Zimbabwe’s public service wage bill has been gobbling 90 percent of the country’s US4 billion national budget.

The retirement of youth officers, who accounted for 13.8 percent of the wage bill, saves the country a substantial amount at a time when the investment-hungry nation’s economy is limping.

The laid-off youth officers held various posts in the youth, sport, arts, and recreation ministry and did not “possess the requisite qualifications to be engaged as public officers”.

“The youth officers will be paid their cash in lieu of accrued days leave and cash in lieu of notice,” Public Service Commission secretary Jonathan Wutawunashe said in a statement on Friday.

To appease those rendered jobless, most of whom are Zimbabwe national youth service graduates, Wutawunashe said government would empower them through vocational training and access to finance for entrepreneurial programmes.

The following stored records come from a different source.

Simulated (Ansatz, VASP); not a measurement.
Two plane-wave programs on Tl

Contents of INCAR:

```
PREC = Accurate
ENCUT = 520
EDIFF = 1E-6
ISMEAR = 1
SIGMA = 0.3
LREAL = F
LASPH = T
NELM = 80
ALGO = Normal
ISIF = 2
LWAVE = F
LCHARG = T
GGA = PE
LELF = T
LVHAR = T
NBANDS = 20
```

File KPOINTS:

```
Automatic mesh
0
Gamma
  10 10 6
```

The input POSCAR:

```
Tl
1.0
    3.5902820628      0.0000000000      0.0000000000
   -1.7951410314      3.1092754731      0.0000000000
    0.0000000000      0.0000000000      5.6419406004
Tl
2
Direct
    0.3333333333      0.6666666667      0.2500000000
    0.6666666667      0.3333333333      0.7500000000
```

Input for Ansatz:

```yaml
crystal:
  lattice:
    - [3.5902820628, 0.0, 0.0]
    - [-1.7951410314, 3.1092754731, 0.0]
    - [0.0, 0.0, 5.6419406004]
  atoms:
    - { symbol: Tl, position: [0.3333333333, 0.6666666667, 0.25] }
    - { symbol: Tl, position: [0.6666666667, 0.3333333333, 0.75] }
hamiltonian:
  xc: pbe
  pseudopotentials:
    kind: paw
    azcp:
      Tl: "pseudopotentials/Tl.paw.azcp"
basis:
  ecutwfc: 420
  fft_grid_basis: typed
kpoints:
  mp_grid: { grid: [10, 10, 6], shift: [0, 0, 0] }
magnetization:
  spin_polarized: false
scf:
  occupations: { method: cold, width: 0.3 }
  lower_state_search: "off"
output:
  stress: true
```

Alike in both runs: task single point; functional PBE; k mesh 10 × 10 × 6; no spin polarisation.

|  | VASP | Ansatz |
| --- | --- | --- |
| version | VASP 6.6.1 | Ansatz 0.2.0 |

He said the retirement of the youth officers was in line with the transitional stabilisation programme as announced by Finance and Economic Development Minister Mthuli Ncube in the 2019 national budget last November. At the time, Ncube proposed a raft of actions as wage bill containment.

The measures, Ncube said, “will yield annual financial savings to be channelled to critical areas of health and education, as well as infrastructure”.

President Emmerson Mnangagwa’s government is under pressure to improve the economy, which has been in free fall since he won the elections in July 2018. To repair the economy, Mnangagwa and his finance minister have repeatedly said they will not hesitate to implement austerity measures.